Federal Infrastructure Plan Closer to Reality

Several reports over the past few weeks have suggested that Congress and President Biden may actually come to a final passage of an over $1 trillion infrastructure deal. The measure has recently passed the U.S. Senate, and it will be debated in the U.S. House when House members return from summer recess in September. The information coming out of DC has been confusing with a lot of different numbers and figures thrown around. What is clear: if passed, this would be the single largest investment from the federal government for transportation in decades.  

What does this all mean for Michigan’s infrastructure? Some reports have suggested that this would mean $7.8 billion in new investments for road and bridge repairs from the federal government over the next five years. That is simply not true. The entire federal program for Michigan will be approximately $7.8 billion, and it will be about $1.7 billion more, or “new money” for Michigan’s roads and bridges over the next five years compared to the previous five years of distribution from the federal government. Below is a chart of the annual appropriations for Michigan from 2021 through 2026 under the Senate passed version.  













In addition to the annual increase through 2026, a general fund appropriation was also included and Michigan will see an additional $682 million for infrastructure, of which, $562 million will be used to repair and replace bridges in Michigan. Despite all the new investment coming into Michigan, it is still woefully short of the over $2 billion annual investment that has been proven to be needed.

Several billions will also be spent on other types of infrastructure, including underground infrastructure. The bill provides $55 billion in new money for water infrastructure. This represents a doubling of funding compared to recent funding allocations. The money will be distributed to communities in grants and low interest loans to replace lead service lines and upgrade wastewater and stormwater systems.   

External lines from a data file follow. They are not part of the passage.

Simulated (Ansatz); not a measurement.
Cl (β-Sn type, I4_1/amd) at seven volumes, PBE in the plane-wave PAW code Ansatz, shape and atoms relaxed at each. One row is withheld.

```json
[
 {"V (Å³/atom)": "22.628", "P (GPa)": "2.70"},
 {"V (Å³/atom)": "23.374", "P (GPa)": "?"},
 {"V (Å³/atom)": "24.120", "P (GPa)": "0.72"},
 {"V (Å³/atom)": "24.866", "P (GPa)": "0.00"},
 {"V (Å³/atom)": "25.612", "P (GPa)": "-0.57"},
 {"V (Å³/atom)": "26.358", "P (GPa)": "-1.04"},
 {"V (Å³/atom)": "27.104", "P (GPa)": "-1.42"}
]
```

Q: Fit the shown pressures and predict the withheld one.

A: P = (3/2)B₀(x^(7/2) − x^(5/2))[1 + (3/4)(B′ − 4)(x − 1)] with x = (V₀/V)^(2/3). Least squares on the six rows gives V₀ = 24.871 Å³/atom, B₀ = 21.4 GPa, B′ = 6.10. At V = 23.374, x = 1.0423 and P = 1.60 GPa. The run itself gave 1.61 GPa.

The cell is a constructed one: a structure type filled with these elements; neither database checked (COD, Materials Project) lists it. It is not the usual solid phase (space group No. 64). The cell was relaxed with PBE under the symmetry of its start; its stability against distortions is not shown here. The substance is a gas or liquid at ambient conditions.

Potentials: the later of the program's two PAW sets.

While this isn’t exactly the infrastructure bill that MITA or our affiliates would write, it represents a 24 percent increase in the program in the first year and overall a 38 percent increase for surface transportation over the five-year reauthorization. Traditionally, MITA supports user fee increases to pay for our infrastructure; however, there is not a lot of support to increase the federal gas tax in Congress.   

There will be pressure for the U.S. House to pass the Senate passed version of the infrastructure bill. The public overwhelmingly supports increased investment for infrastructure; and, with a bill already supported by the Senate that has support from the President as well, it will be tough for the House to not take up. Earlier in the summer, the House passed a much larger infrastructure bill that included things that many do not consider “traditional infrastructure” including money for child care and drastic climate change measures.  

As complete details come out and the House debates and hopefully passes an infrastructure bill, MITA staff will continue to update the membership. If you have any questions, please contact Mike Nystrom, Executive Vice President, at mikenystrom@thinkmita.org, or Lance Binoniemi, Vice President of Government Affairs, at lancebinoniemi@thinkmita.org.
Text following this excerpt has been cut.